Biden: "I'm Running"
Sen. Joe Biden (D-Del.) seems to have made up his mind to enter the 2008 presidential race, based on reading between the lines of a letter he sent to a potential donor last month and obtained by The Fix from the camp of a potential presidential rival.


Biden appears to be ready to take another shot at the White House. Above, the Delaware senator during a trip to New Hampshire earlier this month. (AP)"I'm running," Biden writes. "You know better than most fundraising is a never-ending story."

A Biden spokesman chose not to comment on the letter. While Biden does not specify the race to which he is referring, it seems improbable that the appeal is aimed at raising money for a reelection race. Biden is up for a 7th term in the Senate in 2008 and has not faced a serious challenge in decades.

Biden's apparent declaration of his presidential intentions is a step further than he was willing to go in an August appearance on NBC's "Meet the Press" when he told moderator Tim Russert: "I'm going to continue the quest to determine whether or not I can put together a campaign and raise the money and be a viable candidate for president. That's my intention."

For Biden, whether he can raise the tens of millions necessary to run a national campaign is the major question that needs answering over the next year or so.

At the end of September, Biden had $1.3 million in his Senate campaign committee. He has made several other concessions to the reality of modern fundraising of late -- breaking a longheld prohibition on accepting donations from political action committees and forming a leadership PAC known as "Unite Our States."

During his 1988 presidential run, Biden raised $4 million -- a huge sum at the time -- before dropping from the race in late 1987 over a mini-scandal involving plagiarism.

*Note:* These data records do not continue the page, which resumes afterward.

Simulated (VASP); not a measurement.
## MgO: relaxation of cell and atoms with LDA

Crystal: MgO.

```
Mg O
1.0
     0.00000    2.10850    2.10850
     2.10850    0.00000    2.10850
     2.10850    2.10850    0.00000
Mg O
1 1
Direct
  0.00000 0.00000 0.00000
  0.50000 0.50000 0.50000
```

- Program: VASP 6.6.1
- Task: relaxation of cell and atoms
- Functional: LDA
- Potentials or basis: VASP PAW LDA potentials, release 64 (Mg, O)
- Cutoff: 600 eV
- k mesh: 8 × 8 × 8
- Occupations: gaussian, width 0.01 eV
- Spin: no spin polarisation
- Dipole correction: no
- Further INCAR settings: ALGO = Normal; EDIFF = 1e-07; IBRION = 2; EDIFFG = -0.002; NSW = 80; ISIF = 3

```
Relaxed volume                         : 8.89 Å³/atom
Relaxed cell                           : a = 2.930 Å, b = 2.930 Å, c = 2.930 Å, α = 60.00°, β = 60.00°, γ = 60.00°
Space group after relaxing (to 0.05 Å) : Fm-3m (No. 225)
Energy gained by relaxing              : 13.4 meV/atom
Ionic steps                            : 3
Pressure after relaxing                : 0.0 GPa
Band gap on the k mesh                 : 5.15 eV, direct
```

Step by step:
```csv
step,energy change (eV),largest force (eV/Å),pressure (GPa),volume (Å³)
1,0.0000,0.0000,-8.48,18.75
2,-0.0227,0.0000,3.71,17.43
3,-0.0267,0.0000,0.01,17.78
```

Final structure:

Biden's openness about his desire to run for the open Democratic nomination in 2008 stands in stark contrast to the verbal acrobatics employed by many of his Senate colleagues. Sens. Evan Bayh (Ind.), John Kerry (Mass.) and Russ Feingold (Wisc.) have been traveling to key primary and caucus states but have remained coy about their national ambitions. Likely 2008 Democratic frontrunner Hillary Rodham Clinton (N.Y.) refuses to even talk about a presidential bid, insisting she is entirely focused on winning what looks to be a pedestrian Senate reelection campaign next November.